Forgive me if I could use a little UV.

So I used a tanning bed. And it was AWESOME! I laid there for five whole minutes (don’t worry, I applied sunscreen) and felt like I was at home. It didn’t take much creativity to imagine that the hot air blowing through the bed was the summer wind whipping at me as I drove down the deserted I-10 in a stripped bare Jeep Wrangler. In fact, that’s where I spent those five minutes. I was traveling at 60 miles per hour, blaring Muse and baking under the desert sun. All was right with the world.

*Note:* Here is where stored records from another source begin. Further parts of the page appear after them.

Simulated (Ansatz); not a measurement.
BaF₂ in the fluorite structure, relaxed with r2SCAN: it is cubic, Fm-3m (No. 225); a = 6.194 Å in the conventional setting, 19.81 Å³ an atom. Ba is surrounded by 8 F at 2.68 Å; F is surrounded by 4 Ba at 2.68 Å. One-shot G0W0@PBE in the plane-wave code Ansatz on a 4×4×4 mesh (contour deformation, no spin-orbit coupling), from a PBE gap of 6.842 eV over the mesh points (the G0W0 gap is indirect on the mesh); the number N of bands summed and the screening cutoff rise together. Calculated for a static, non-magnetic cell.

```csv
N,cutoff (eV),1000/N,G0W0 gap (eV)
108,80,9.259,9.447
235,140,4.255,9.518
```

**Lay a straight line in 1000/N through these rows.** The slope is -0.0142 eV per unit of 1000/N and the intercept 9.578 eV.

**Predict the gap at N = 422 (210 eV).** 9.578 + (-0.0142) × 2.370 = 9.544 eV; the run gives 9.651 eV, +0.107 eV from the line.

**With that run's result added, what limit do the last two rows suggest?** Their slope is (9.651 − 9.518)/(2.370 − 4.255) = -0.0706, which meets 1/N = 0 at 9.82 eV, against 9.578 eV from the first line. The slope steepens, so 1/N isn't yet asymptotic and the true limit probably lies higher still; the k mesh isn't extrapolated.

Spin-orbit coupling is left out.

And that’s how I’ve felt all day.

Those five minutes of heated escape have lent me a sense of joy I haven’t had in months. If tanning is wrong, I most definitely don’t want to be right. It was as if my skin were empty. I felt almost itchy and sallow. I don’t know how to explain it, but my skin felt thirsty in a way I’ve never known. And now I just feel like I’ve soaked in everything I’ve ever wanted. Sun-soaked. Quenched. Even now, eight hours later, my skin is still warm to the touch. I’ve absorbed it, and I’ll be damned if I let it go so readily.

Anyway, back to the story.

Without giving too much away, Val is trying to sneak in somewhere, and my brain can’t quite figure out how she can do it. She’s not going to succeed the first time. Or even the second or third time. But I need her to fail in a way that teaches her more about the place but doesn’t get her killed. It’s all a bit vague and frustrating. Eventually, after trying and failing so many times, she’ll realize that she can’t get in alone, and will have to get Ethan to help her.

That in an of itself will be a whole ‘nother problem. But, I’ll deal with it as it comes.

In order to avoid this current problem I spent much of my day reading Mistborn by Brandon Sanderson. I’m sure I’ve raved about him in the past, but it can never hurt to remind you all just what a genius he is. This is my second time reading Mistborn and I love it even more! All the details and character development that sucked me in the first time have come even more to life. It’s as if I never knew these characters or what the story was really about. Not really.

It makes me very anxious to re-read Warbreaker and Elantris.

Sanderson is a fiction god, and I worship him daily. Can we just leave it at that?

Anyway, before I get sucked into endless raptures of Sanderson’s works, I have a story to write.

 

BZ

When You Get Stuck…

All right Citizens of Blogland. We need to have a talk.

“About what?” You ask. Surely you’ve done nothing wrong. And indeed you have not. Mostly I will be talking at you about what’s been happening to me and my writing this past week. Remember I said I would have a Craft Discussion up late last week? That never arrived. Also, I usually have a post up outlining what will happen in the blog late Sunday or Monday. This also never happened.

I have neglected you, dear blogizens. And for that apologize. Let me tell you why, and I promise it all comes full circle into both a look into my daily life, and our Craft Discussion. Even if it is a bit late.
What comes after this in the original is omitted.